Juan Cole has a long article on the new study on his website. Cole notes that passive logging of deaths often cited in the Western press produce estimates close to 150,000 but these miss a lot of people. As Cole points out even the passive gathering of reports was flawed in that no newspaper claimed to report all deaths. He also notes that a military log of deaths revealed by Wikileaks had many deaths listed not recorded in civilian logging of deaths, and vice versa.
To these deaths one might add those estimated to result from the US/UN sanctions of the 1990s. Among other effects chlorine for water purification was interdicted. An estimated 500,000 Iraqis died mainly children who died from diarrhea caused by gastroenteritis often resulting in fatal dehydration.

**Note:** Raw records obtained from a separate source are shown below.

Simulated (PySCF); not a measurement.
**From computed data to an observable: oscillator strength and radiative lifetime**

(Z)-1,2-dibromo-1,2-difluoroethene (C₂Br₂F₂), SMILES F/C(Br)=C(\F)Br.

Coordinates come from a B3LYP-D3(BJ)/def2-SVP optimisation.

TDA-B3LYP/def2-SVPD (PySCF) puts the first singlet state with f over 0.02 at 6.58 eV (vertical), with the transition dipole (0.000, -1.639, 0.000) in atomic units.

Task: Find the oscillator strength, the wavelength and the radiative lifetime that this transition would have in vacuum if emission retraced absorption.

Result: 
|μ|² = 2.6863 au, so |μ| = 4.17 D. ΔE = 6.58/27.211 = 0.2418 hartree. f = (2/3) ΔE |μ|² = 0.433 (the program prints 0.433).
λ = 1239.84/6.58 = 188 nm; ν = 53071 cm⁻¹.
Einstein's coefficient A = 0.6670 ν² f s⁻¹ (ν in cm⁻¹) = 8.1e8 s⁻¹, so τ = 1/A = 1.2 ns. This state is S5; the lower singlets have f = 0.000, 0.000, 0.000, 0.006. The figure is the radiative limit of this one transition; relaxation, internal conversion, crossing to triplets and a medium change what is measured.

Taking these two figures together Cole estimates that the war and sanctions together caused the death of about 4 percent of the Iraqi population. Cole notes that if Iraq killed 4 percent of Americans this would be 12 million people. He also points out that Iraq never attacked the US and in the war with Iran US was an ally by 1983. Although Iraq did attack Kuwait, it was out by the spring of 1991. Of the US-lead invasion Cole says: There was no casus belli or legitimate legal cause of war in 2003. Iraq’s main crime appears to have been to be an oil state not compliant with US demands.
Not all the casualties by any stretch of the imagination are the result of direct US action. Many casualties were the result of the insurgency and many caused by the occupiers were by troops from other countries such as Great Britain.
American's perception of the casualty count is not even close to the passive body counts let alone the figures in the new study: While even the most conservative estimates of mortality in Iraq — including the Iraq Body Count — have reached six figures, polling in the U.S. (PDF) and U.K. (PDF) have shown public perception to be that the civilian death toll from the war is in the neighborhood of 10,000.
However, the views of many Americans are not just off base with respect to casualties: "Back in 2011, a University of Maryland poll found that 38 percent of Americans still believe the U.S. had “found clear evidence in Iraq that Saddam Hussein was working closely with the al-Qaeda terrorist organization.”